The responsibility of a wife to please her husband in sexual relations
was seen by some women as part a strategy to accommodate men's stronger
sexual needs and thus reduce the risk of husbands seeking alternative
outlets that might threaten the security of the marriage. At the same
time, in the discussions of what makes a good spouse, satisfactory sex
was generally seen by both men and women as secondary in importance to
more general personal compatibility, mutual understanding, and
fulfillment of complementary responsibilities as defined by the
culturally embedded gender system.
women dislike all forms of male infidelity, but the social construction
of male sexuality in Thailand conditions the degree to which women and
men view various farms of male extramarital relations as threats to
their marriages. Occasional commercial sex patronage was generally not
seen as an act of marital betrayal by either the men or the women,
though many of the women were concerned by the threats posed by AIDS and
other STDs. Both men and women also noted that excessive commercial sex
patronage could result in financial hardships and marital conflict for
the man's family. These qualifications are essentially pragmatic
concerns rather than moralistic or ethical ones. This is in sharp
contrary to prevailing views in most Western societies, where commercial
sex patronage by a husband is likely to viewed as a serious breach of
marital trust and could be potentially devastating to couples.
new addition to the HEART is our
The differing social
constructions of male and female sexuality also form the basis for a
prevalent double standard in Thai society with regard to sexual
behaviour. It is permissible for single men to seek sexual release with
prostitutes. The idea of single women paying for sex is probably
unimaginable and the idea simply never arose in any group discussion or
in-depth interview. Some tolerance exists for a single woman to have
sex with her regular male partner, especially if the couple is committed
to eventual marriage. More casual noncommercial sexual relationships
are less tolerated but the shame associated with them is mainly directed
towards the woman. Loss of virginity for a woman is seen as detracting
from her attractiveness as a potential wife for another suitor, although
for many urban men in our study this is a secondary concern. Virginity
for single men is considered an oddity and thus not expected as a
characteristic for a future husband.
The double standard
is pronounced with respect to marital fidelity. There is virtually
uniform strong condemnation by both men and women of married women who
are unfaithful to their husbands unless there are extraordinary
mitigating circumstances. In contrast, men are quite tolerant of
occasional extramarital commercial sex outings as long as they are
infrequent and discreet. Also some Thai wives are reluctantly willing
to tolerate an occasional visit by their husbands to prostitutes. This
stems from a perception that men need some sexual variety and that in
the male quest to fulfill this need, visiting prostitutes can serve as
an alternative to involvement with a non-commercial partner that might
drain emotional and material resources from the current marriage.

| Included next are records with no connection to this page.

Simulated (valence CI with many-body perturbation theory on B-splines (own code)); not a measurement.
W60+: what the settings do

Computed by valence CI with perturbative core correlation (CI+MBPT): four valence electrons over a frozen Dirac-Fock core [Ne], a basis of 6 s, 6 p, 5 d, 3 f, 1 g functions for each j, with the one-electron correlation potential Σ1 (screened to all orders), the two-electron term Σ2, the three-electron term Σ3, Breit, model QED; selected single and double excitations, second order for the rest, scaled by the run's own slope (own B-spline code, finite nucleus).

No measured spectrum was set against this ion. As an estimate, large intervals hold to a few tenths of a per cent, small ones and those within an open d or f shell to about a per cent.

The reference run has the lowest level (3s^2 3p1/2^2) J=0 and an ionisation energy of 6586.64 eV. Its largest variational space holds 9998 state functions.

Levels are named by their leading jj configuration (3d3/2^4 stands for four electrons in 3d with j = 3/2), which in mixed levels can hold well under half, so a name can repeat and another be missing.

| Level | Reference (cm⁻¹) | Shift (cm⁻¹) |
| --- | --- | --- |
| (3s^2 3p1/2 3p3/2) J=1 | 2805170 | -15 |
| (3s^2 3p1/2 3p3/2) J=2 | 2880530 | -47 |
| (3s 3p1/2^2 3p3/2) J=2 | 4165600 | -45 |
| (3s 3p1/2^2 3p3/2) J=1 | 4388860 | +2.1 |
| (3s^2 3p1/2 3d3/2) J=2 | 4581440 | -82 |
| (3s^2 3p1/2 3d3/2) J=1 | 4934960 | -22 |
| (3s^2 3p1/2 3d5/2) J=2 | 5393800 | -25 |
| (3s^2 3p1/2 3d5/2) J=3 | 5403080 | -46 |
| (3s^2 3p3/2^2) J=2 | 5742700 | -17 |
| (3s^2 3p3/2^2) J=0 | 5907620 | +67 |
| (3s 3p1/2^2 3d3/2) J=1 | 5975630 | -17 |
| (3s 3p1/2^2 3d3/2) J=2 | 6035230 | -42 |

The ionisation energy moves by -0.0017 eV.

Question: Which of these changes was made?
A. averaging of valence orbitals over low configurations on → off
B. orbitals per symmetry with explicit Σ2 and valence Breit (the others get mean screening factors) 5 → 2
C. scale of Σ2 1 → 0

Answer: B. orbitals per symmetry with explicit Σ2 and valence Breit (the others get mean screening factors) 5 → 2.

impression provided by our study informants is that children are
considered a more central focus of marriage than the sexual and
emotional intimacy of the conjugal bond. Thus it is not surprising that
the financial threats posed by husbands' non- commercial sex partners
were the most feared aspects of male infidelity for married Thai women.
This is not to argue that affairs between married Thai men and
non-commercial partners have no emotional effect on the men's wives or
that male infidelity does not engender a sense of emotional betrayal.
Some Thai couples undoubtedly share much emotional intimacy within their
marriage. Moreover, if the husband is indiscreet in either his
patronage of prostitutes or affairs with non-commercial partners, the
wife will lose face. But general expectations that Thai men have
‘natural’ needs for sexual variety temper the degree to which Thai women
take these extramarital liaisons as a sign of personal rejection,
especially when they only involve occasional relations with prostitutes
in the course of male entertainment activities.
Thai patterns of
sexual behaviour are currently in flux. More companionate forms of
marriage are probably becoming popular among Western-educated urban
elites and eventually may diffuse to the more general population. More
dramatically, the AIDS epidemic is undoubtedly serving to make
longstanding patterns of male sexual behaviour more costly and less
common. Future patterns of Thai sexual behaviour and views of gender
and sexuality, however, will necessarily be based on those that prevail
at present. Thus gaining an accurate view of current Thai perceptions
is an essential step for mapping changes that either are induced by
programmatic interventions or come about from less deliberate forces set
in motion by the epidemic and the changing socio- economic context in
which it is occurring. As the present study shows, the systematic
collection of qualitative data by the use of focus groups and focused
in-depth interviews can contribute significantly to the expanding base
of knowledge on matters that only a decade ago were almost completely
absent from the social science research agenda.